The Patent Cooperation Treaty (PCT) offers an alternative pathway for seeking patent protection in Australia. Instead of filing separate national or regional applications, applicants can submit a single international application under the PCT.

The system provides additional time to assess the commercial potential of an invention and determine the most relevant markets before committing to national filings. Applicants have up to 31 months from the priority date to enter the Australian national phase. The priority date establishes the benchmark for assessing prior art and determining the invention’s novelty and inventive step. 

In 2025, 66.7% of standard applications entered Australian national phase under the Patent Cooperation Treaty (PCT), down from 69.6% in 2024 (–2.9 percentage points). Direct filings increased correspondingly, from 30.4% to 33.3% of all standard applications.
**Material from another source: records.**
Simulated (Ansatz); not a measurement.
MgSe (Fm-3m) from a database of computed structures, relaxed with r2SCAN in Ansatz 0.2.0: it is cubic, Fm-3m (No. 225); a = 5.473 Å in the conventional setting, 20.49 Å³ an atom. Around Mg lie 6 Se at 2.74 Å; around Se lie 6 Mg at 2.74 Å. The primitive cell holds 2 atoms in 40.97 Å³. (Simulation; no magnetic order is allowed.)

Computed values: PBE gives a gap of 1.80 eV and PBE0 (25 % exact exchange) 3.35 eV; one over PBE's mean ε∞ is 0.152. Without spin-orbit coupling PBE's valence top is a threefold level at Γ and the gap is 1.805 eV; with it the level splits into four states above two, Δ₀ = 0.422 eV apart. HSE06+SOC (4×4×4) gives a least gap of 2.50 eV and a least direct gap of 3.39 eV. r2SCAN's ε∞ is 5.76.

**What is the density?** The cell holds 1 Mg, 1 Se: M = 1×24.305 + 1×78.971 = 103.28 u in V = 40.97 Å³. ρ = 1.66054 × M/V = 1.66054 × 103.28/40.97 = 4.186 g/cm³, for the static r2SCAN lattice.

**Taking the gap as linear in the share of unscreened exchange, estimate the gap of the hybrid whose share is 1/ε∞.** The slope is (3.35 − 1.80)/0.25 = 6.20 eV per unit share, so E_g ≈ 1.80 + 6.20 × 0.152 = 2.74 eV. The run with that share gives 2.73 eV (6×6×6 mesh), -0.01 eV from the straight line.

In absolute terms, PCT national phase entries fell by 980 applications, while direct filings increased by 841 applications over the same period. As total filings declined only marginally, this indicates a substantive shift in filing route rather than a volume effect.  

Figure 2.4

Standard patent applications in Australia by filing route, 2016 to 2025

The increase in direct filings partly reflects shifts in the composition of filing countries; that is, a relative decline in filings from US applicants – for whom PCT use is prevalent – alongside stronger activity from Australian and Chinese applicants, who tend to file direct.